The killing frost came last night. The ground is carpeted in gold, the trees are beginning to look skeletal. ‘Tis the season of ghouls and ghosts, jesters and jack-o’-lanterns.
I sort of hate Halloween. I know it’s fun for the kids, and I love the season. The holiday, not so much. I’m not fond of a lot of things that seem to make people happy: fairs, clowns, circuses, carnivals, zoos. They suggest excess and madness, a human striving to control the impossible. Funnel cakes aside.
I enjoyed those things as a child, but they reeked of something slightly off, even to my child’s nose. The cheer was forced, the animals dead-eyed. Toilet paper streamers and razor bladed apples. Old clowns reeling in playgrounds, like drunk Santas. Horror and ghosts, manufactured fear. I’m already afraid, thank you very much.
Perhaps I’m overthinking.
The only Halloween costume I clearly — and fondly — remember wearing was the pioneer girl, handmade by a forgotten relative, complete with calico bonnet and lace-edged apron. Why this is my favorite Halloween memory is one for the head doctors; Little House on the Prairie is decidedly not an aspirational look. I don’t know what happened to that outfit. There must be a place where Halloween costumes go to die. The island of misfit memories.
Halloween is dread to the parent who loathes shopping and can’t sew. My only sewing project was a clown costume made before my inner cynic won. A pattern, a tiered collar, rickrack, elastic, hook-and-eye — it took months and sent me to a crazy place. Every child wore it, though, and it still hangs in a closet somewhere in my house. I’m a little proud of it.
I hate clowns.
Each of my kids embraced Halloween in a signature, ravenous way. The oldest was meticulous in his costume design — ripping, painting, and building in pursuit of frightful disguise. The second son was very serious about his evolving Ninja persona. My third son was initially dumbfounded by the ritual. Naked was his natural state, naked outdoors preferable. Naked in a tree, optimal. Might naked with a cape work? Can a large stick brandished with intensity constitute the entirety of one’s costume? My daughter, the baby, swung from princess to punk, punctuated by witches, fairies, and zombies. Whatever it took to get the candy.
A writer once told me, “Halloween is an excuse for young girls to get in touch with their inner tarts.” He loves Halloween.
Halloween candy is a racket. The market can’t resist a flock of ready-made seasonal consumers, and so we have holiday themed, bite-sized morsels that you can conveniently purchase with your carving kit and spooktacular decor. How many of us buy giant bags of individually wrapped sugar bombs, knowing we will furtively gobble them alone in the dark November kitchen?
To the child mind, candy is the point: the collection and ingestion of as much mass-produced, corn syrup crammed, chemically colored confection as possible. I spent a lifetime tending their health, teaching them to brush, feeding them the good stuff, only to have it blown to hell in one evening of forced acquisition. It’s the child’s version of a stick-up — TRICK OR TREAT — gimme the goods or I go mad up on your porch.

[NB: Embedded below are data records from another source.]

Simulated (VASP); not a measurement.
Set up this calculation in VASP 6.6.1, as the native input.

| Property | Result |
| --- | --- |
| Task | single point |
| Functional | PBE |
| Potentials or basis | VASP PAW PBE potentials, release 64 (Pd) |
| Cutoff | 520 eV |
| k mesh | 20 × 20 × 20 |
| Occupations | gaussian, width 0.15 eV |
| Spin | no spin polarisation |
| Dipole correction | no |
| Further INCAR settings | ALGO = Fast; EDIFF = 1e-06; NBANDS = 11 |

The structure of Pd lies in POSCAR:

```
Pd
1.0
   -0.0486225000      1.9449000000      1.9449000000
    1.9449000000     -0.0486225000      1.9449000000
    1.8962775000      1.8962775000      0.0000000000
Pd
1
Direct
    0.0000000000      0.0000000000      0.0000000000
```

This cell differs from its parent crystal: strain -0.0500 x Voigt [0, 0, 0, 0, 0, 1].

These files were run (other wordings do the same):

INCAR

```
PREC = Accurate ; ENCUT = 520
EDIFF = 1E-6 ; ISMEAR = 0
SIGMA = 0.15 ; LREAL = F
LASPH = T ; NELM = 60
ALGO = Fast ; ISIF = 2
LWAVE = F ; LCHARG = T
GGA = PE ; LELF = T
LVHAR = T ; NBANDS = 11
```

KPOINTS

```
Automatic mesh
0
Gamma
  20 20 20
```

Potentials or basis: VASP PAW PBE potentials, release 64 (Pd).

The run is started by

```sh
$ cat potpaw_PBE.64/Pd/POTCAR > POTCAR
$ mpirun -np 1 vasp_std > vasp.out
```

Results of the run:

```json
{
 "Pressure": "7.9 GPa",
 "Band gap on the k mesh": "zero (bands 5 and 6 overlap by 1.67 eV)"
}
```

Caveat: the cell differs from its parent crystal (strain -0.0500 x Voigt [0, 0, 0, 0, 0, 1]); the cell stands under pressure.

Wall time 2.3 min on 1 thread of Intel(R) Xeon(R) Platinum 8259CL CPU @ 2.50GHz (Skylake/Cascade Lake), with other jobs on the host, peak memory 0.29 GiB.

An early Halloween for one of my kids fell in the wake of a pulpotomy. For the uninitiated, that’s a baby root canal. Baby Ruth is not indicated.
I have a friend, an artist, who takes raucous glee in the rituals of Halloween. Once, he and Steven took the kids out in a white van for a commando style trick-or-treat. Cruising the best streets (those with pumpkins on porches, skeletons in chairs, and fake cobwebs in bushes), he would pull to the curb, throw open the van doors and yell GO!GO!GO! My angels charged across clipped lawns, past jack-o’-lanterns and weaker children, like tiny beasts bent on one thing — more. The MOST, the one haul to rule them all.
I stayed home and made soup, praying that the scars were superficial.
It was a Brazilian black bean soup that probably wasn’t Brazilian at all, but that’s what the recipe said. It was elaborate and hearty and, with a homemade bread, was intended to warm the bellies of the beasts after a hard night of search and destroy. When I put the prepared soup in the blender, the lid flew off and spewed partially puréed black bean soup all over my walls, my ceiling, and me. It was as if the devil himself had projectile vomited in my kitchen. They found me in a state of dramatic disarray, cursing Halloween.
I think the dead must hate Halloween. All the giddy costumed people moaning around the graveyards, not a flower or a tear, just a lot of ghoulish lurching about. And what’s with the skeletons? I keep one of those under my skin, and try very hard not to think about it.
Halloween is a festival of mixed messages, a bunch of lies to hoodwink the young. Don’t take candy from strangers — unless you wear a costume, have a bag, and go directly to their door. Don’t bother the neighbors, except today when you can take their candy. Dress like a civilized person, except today when you can dress like an intergalactic pirate with a weapon.
My kids remember houses with the rule no costume, no candy. My husband grew up in Manhattan and remembers grown men banging on the apartment door, no costume, basso profundo TRICK OR TREAT. They got candy. The rules are malleable.
Pumpkins are pretty for a minute but then fall into themselves like science projects, dark festering wounds on the porch. Jack-o’-lanterns send you to the floor or the emergency room. Or both.
Costumes are for theater folk and people who very much want to be looked at. I like to look but don’t look at me. The best adult costume I’ve been able to manage is a mask. Me in a mask. Anonymity is delicious.
I once went to a Halloween party dressed as my best self and left with a husband. It’s a good, long story, but maybe best told like that.
The kids are grown now and I live in an isolated place. The peace is a welcome reward. Happy Halloween. Save the dark chocolate for me. I’m going to make soup.
I loved this. Halloween is, indeed "dread to the parent who loathes shopping and can't sew." As one who has had to run into K-Mart five minutes before closing on Oct 30th way too many times, I fully appreciate your eloquent dislike for this most demanding of holidays. Thank you for saying boo to Halloween and making me laugh.